MOSCOW (Reuters) - When the Dutch sit down to watch the World Cup kick off in Russia on Thursday, the absence of their orange-clad team from the 32 participating nations will be the bitterest of reminders of just how far they have fallen down the global pecking order.
However, five Netherlands-born players are likely to line-up for Morocco when they open their Group B campaign against Iran in St Petersburg on Friday, ensuring an opportunity for the Dutch to follow events with more than just passing interest.
Street celebrations in Dutch cities when Morocco sealed qualification emphasised the excitement among the 400,000-odd community in the Netherlands, and fulsome coverage in the media in recent weeks has given a sense that the rest of the country has adopted the team for the tournament.
A Dutch-born contingent has been part of the Moroccan side for more than a decade and the quintet of Mbark Boussoufa, Karim El Ahmadi, Hakim Ziyech and the Amrabat brothers — Nordin and Sofyan — are likely to enjoy prominent roles in Russia.
European-born players, drawn from the Diaspora, now dominate many major African national teams and are actively sought out to strengthen sides. For some, it means making a tough choice regarding their international careers.
In the Netherlands, it has been a contentious issue with Dutch-born players electing to compete for other countries previously accused of “committing a form of treason”.
Ziyech was selected three years ago by Guus Hiddink when he was coach of the Netherlands but withdrew because of an injury and never got another call-up. Instead, he agreed to play for Morocco.
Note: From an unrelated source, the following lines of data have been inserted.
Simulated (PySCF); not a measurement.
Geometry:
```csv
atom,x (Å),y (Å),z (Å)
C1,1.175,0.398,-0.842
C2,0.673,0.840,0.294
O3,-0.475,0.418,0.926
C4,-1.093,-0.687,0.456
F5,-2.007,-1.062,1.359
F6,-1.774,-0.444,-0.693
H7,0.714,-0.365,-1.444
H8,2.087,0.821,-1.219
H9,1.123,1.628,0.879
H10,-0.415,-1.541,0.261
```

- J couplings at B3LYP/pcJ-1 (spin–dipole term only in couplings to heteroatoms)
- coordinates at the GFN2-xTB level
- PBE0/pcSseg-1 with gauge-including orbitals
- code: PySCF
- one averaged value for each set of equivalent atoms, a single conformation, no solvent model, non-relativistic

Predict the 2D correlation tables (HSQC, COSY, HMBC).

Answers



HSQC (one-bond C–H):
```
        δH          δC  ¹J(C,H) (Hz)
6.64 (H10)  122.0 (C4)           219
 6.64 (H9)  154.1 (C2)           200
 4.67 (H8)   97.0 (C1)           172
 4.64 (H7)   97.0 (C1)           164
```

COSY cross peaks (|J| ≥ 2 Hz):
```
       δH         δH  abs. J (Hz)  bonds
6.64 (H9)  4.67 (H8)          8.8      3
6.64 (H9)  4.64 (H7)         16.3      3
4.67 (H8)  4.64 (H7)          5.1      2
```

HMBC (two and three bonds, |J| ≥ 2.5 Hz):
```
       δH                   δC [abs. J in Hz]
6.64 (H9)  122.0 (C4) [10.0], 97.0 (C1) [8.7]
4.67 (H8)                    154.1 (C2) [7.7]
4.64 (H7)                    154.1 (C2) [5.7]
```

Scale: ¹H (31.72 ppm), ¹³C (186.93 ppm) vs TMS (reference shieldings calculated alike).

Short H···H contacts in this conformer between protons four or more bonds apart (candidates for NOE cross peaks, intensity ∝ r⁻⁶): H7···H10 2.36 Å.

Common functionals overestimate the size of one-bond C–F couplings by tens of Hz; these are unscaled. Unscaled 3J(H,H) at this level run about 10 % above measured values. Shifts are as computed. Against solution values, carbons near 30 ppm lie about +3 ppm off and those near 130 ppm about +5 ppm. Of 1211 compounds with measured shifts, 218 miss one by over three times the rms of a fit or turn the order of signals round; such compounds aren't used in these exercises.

“It worked out the way it worked out, and I don’t have a single second’s regret,” Ziyech said. “With Morocco I feel valued. There isn’t a constant search for criticism as there is in the Netherlands.
“I grew up in the Netherlands but I must honestly say that when I hear the national anthem of Morocco I feel a connection with the country,” Ahmadi told a recent news conference.
The World Cup offers a chance for the Dutch to set aside the debate over dual nationals, and where their loyalties ought to lie, and collectively get behind five of their own, even if they are wearing the red and green of Morocco rather than orange.
“I hope that the Netherlands are solidly behind us,” El Ahmadi added.
“Just as I, for all these years, have supported the Dutch national team at the World Cup when Morocco didn’t participate. I think that if we find each other, we can all be proud.”